I can hear their wives ranting about it already…”Is it THAT hard to throw the box away when it’s empty?”
It kind of makes me chuckle to think that someday my boys’ laziness will be someone else’s problem. Their wives (or partners or husbands) will accuse me of coddling them and never making them lift a finger. Well listen here you future, imaginary spouse! I am constantly harping on them to clean up after themselves. To bring their dishes to the sink after a meal. To pick up the sports equipment strewn all over the yard. To clean up the globs of toothpaste in the bathroom sink. Constantly! Constantly! And to emphasize again…Constantly! I have to remind them every time that the popsicle stick now stuck to the table will not walk itself to the garbage can. That eating chips on the new couch is not allowed. That the basement lights need to be shut off when they leave. And you know what? It can be a tad exhausting. Particularly when you are trying to leave the house and everyone is waiting in the car in the driveway. You know why I’m always the last one out of the house? Because I’m running around like a whirling dervish turning off lights and cleaning up crumbs so we don’t come home to an infestation of ants and a $900 electric bill.

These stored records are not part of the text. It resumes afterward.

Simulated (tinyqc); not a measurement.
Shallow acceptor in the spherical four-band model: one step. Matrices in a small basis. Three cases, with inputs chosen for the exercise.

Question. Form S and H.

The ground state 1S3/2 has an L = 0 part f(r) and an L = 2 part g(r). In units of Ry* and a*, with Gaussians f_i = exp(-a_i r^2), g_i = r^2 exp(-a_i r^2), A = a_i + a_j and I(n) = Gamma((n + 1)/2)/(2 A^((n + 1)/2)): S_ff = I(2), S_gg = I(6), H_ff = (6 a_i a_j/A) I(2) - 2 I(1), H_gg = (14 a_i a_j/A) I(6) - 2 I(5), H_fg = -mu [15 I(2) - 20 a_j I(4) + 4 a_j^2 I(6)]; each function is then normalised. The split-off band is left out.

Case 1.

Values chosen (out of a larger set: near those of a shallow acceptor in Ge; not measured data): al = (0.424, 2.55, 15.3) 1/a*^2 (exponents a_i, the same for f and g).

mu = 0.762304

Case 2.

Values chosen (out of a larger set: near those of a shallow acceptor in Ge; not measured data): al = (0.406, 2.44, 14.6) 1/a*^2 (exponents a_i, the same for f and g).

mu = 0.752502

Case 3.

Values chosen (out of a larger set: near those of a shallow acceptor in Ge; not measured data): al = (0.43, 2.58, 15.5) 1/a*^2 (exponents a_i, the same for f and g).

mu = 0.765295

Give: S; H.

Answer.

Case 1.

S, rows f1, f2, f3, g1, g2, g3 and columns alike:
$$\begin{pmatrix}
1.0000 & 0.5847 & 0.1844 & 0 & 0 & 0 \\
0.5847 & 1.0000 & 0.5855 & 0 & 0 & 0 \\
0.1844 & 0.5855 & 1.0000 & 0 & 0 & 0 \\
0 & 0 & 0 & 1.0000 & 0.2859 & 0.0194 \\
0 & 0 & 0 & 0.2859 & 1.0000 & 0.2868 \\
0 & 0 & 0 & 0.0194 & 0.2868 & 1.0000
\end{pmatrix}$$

When I saw these 3 empty boxes in the freezer today, I thought of you, my future something-in-law. I’m doing what I can but I am losing this battle of accountability. I will continue to try, but if their carelessness also becomes the bane of your existence, please try to focus on their good qualities; like their charming good looks, great sense of humor and their full head of hair passed down from their Great-Polish-Grandfather that will keep their scalp covered for eternity. Oh, and tell him to call his Mom.